Airman 1st Class Kristin Love renders a hand salute after marshalling a KC-135 "Stratotanker" off the parking ramp prior to
take-off at the 313th Air Expeditionary Wing in Western Europe on July 4, 2011. (U.S. Air Force photo/Capt. John P. Capra)
Commentary by Lt. Col. Michael M. Moeding
18th Air Refueling Squadron Director of Operations
5/20/2013 - MCCONNELL AIR FORCE BASE, Kan. -- There is a long and proud history between aircraft air crew and ground crew. This strong relationship predates fixed wing flight and military aviation as we know it today. Even on the very first powered flight, Orville and Wilbur Wright had to decide who would be first to fly their craft and who would help make the launch historically successful. There at Kitty Hawk, following a coin toss, Orville became the first pilot and Wilbur the first ground crewman. The Wrights' engine mechanic, Charlie Taylor, remained in Dayton to run the bicycle shop. Taylor, who in only 6-weeks built the 152-pound, 12-horse power, water-cooled, piston engine, made the Wrights' historic flight possible.

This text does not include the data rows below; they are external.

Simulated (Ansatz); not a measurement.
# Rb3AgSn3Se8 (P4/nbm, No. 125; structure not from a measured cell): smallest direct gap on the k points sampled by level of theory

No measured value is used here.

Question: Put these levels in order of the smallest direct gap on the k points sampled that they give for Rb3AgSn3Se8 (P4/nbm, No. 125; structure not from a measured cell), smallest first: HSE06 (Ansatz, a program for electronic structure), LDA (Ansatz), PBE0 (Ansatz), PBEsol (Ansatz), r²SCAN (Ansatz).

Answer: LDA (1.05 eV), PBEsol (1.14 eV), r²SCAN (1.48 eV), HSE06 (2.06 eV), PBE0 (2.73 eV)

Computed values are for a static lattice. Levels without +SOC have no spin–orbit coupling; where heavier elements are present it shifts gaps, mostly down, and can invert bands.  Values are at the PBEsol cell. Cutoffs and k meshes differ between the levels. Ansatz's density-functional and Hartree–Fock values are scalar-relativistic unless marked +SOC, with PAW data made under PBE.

The Wrights may be the first true aircraft launch team, while Taylor may be aviation's first unsung mechanic hero. The three of them became brothers in flight. The Wrights, together with their mechanic Taylor, continued this team approach as they demonstrated their flying machine to the U.S. military and the world. This team approach continues to this day.
Thirteen years after the Wrights' flight, the U.S. Army sent Curtis JN-3 Jennies to Columbus, New Mexico to put down an insurrection led by Mexican General Pancho Villa. Aircraft aircrew and ground crew proudly deployed for the first time in U.S. combat history, fighting side-by-side with their mighty fabric covered airplanes.
This team tradition continued with the deployment of the Americaine Escadrille, or "American Squadron," later known as the Lafayette Escadrille. American volunteers left for France in April 1916, prior to U.S. entrance into World War I, to fly French warplanes in support of the Allies. The life span of those early pilots was so short that the maintenance crews would salute them as they launched into battle for fear that they may never return. That busted-knuckle salute and its subsequent return from those early pilots was symbolic in many ways and represented a level of respect between aircrew and ground crew.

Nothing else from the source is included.